JNO. M. QUEEN, Solicitor."
"True Bill, W. R. Dockery, Foreman Grand Jury." *Page 11
The defendants were duly put on trial and the verdict of the jury was as follows: "Verdict: As to Edgar Palmer and Jack Mulkey, guilty of simple assault; as to Buren Bowers and Ernest Bowers, guilty as charged in the bill of indictment." Upon the coming in of the verdict, the defendant Edgar Palmer moved to set aside the verdict. Motion overruled and the defendant Edgar Palmer excepted.

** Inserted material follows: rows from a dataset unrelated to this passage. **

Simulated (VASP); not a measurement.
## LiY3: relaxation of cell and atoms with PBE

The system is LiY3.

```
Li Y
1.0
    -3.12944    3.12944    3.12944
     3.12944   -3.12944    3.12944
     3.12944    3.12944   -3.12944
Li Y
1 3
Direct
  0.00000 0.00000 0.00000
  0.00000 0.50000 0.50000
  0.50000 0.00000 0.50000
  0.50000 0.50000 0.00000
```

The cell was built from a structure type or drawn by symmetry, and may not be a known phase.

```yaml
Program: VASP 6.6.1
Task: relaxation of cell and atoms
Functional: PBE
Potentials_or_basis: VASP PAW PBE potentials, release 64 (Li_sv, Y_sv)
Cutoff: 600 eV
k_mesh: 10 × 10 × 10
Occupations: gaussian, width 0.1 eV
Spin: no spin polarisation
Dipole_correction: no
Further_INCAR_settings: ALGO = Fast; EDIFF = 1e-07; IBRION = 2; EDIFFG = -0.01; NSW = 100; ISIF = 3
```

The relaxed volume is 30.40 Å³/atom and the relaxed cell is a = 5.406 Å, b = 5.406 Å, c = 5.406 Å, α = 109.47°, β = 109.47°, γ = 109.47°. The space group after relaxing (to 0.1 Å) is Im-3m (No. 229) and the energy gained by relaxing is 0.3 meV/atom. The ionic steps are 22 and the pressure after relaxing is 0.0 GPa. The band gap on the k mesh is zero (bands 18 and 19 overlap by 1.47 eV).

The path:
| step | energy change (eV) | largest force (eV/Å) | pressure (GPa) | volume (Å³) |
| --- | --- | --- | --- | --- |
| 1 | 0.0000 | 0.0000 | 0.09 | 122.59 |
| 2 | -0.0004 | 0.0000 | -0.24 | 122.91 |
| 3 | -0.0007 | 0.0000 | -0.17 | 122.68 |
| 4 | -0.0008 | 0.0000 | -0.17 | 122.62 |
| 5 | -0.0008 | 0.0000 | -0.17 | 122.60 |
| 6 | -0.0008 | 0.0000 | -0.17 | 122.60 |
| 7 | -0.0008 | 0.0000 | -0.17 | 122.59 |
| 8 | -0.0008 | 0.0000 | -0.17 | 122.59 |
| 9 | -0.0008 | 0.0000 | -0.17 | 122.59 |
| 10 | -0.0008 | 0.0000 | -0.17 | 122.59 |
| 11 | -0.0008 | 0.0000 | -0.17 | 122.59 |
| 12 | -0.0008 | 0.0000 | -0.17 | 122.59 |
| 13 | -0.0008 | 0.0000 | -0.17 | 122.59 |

The judgment of the court below as to Edgar Palmer is as follows: "As to the defendant Edgar Palmer, the jury having returned a verdict of simple assault against the defendant Edgar Palmer, the court finds as a fact from the evidence in the case that said simple assault on the part of Edgar Palmer inflicted serious injury to the person of Ernest Bowers, the court finds as a fact that the injuries sustained by the defendant Ernest Bowers, at the hand of Edgar Palmer, to wit, a broken jaw, serious cuts and lacerations and bruises on the head and face, were serious injuries within the meaning of the law: Therefore the judgment of the court is that the defendant be confined in the common jail, assigned to work under the supervision of the State Highway and Public Works Commission for a period of four (4) months."
The defendant Edgar Palmer excepted and assigned errors, and also as to the judgment rendered against him, and appealed to the Supreme Court. From a careful reading of the charge of the court below, the defendant's exceptions and assignments of error to the charge (1) as to what constituted reasonable doubt, and (2) the failure to fully instruct the jury as to what it takes to constitute self-defense, under the law, cannot be sustained.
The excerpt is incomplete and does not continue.